UNIVERSITY OF IDAHO UNDERTAKES POTATO RESEARCH
An early view of Aberdeen experiment station.
The first year, the experiments with potatoes were considered the most successful and still more than sixty years later, potatoes are the most important crop in terms of the number of research projects being conducted.
Two of the earliest experiments concerning potatoes involved the distance between each plant and between each row, and the size of the seed piece.
According to the annual report of 1914, the potatoes were planted by hand in furrows made by using a plow. "Accurate planting was insured by using a tape with distances marked off by use of strings tied at proper distances marked on the tape . . .. The potatoes were harvested with a Pugh digger, stored in the new potato cellar, and sorted after other fall work had been finished. Sorting was done by hand over a machine especially constructed for the purpose. The ordinary potato sorter was not used on account of bruising the tubers."

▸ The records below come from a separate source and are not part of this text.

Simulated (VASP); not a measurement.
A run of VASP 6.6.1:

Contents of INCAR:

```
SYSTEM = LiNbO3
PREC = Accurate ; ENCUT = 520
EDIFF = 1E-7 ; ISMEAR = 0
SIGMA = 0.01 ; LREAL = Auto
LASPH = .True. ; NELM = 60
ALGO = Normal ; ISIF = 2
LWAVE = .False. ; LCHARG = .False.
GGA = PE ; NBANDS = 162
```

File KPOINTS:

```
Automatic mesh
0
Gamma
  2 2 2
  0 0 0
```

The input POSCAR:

The results secured from the distance-in-row experiment were most interesting in that they showed that cut potatoes planted at distances up to and including 20 inches apart in the row gave greater yields of marketable tubers than whole tubers planted at these distances.
The best yield of marketable tubers secured from the cut seed came from seed planted 15 inches apart in the row, above this and below this the yield of marketable tubers decreased.
The first year that there was an appropriation for specialty work in the field of potato research, James Kraus was hired to work at Aberdeen. During those early years, experiments were concerned with the seed piece sizes, potato cellars, cold storage regulated temperature, bruising, and fertilizer and phosphorus levels. Dr. Kraus eventually became the dean of the College of Agriculture at the university.
One of Kraus' principal projects at the Aberdeen Center in those early days was to research the cause of knobs on Russet potatoes. Experimentation showed that it was a top-tuber ratio problem where too many leaves were feeding starch into too few tubers. It was discovered that planting seed closer together to reduce the number of leaves substantially curbed the problem.